From 8d6c51ee2867d99ca957d37a9198cd27c417b4f1 Mon Sep 17 00:00:00 2001
From: Mike Hamburg <mike@shiftleft.org>
Date: Sun, 17 Jan 2016 15:46:56 -0800
Subject: [PATCH] Separate API word size from arch word size.  This enables
 compiling a 32-bit arch on a 64-bit platform, eg NEON on AARCH64.  It's
 probably more useful for cross-platform testing, though.

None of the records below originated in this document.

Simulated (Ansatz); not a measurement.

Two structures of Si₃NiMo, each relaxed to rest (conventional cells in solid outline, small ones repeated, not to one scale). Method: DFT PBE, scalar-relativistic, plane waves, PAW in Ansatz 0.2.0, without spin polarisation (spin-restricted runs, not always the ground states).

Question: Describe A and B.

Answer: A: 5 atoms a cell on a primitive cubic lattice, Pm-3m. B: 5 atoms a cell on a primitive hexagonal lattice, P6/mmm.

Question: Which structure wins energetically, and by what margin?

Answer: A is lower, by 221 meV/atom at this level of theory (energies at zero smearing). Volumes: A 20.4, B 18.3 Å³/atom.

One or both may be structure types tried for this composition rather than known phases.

The breakdown is as follows:
* decaf_bool_t, decaf_word_t and decaf_error_t are as defined in the API.
* DECAF_WORD_BITS is the size of a decaf_word_t.
* decaf_word_t is used for scalars, so on every curve the scalar impls are the same
(i.e. they follow the API's word size).
* SC_LIMB macro always takes a 64-bit word.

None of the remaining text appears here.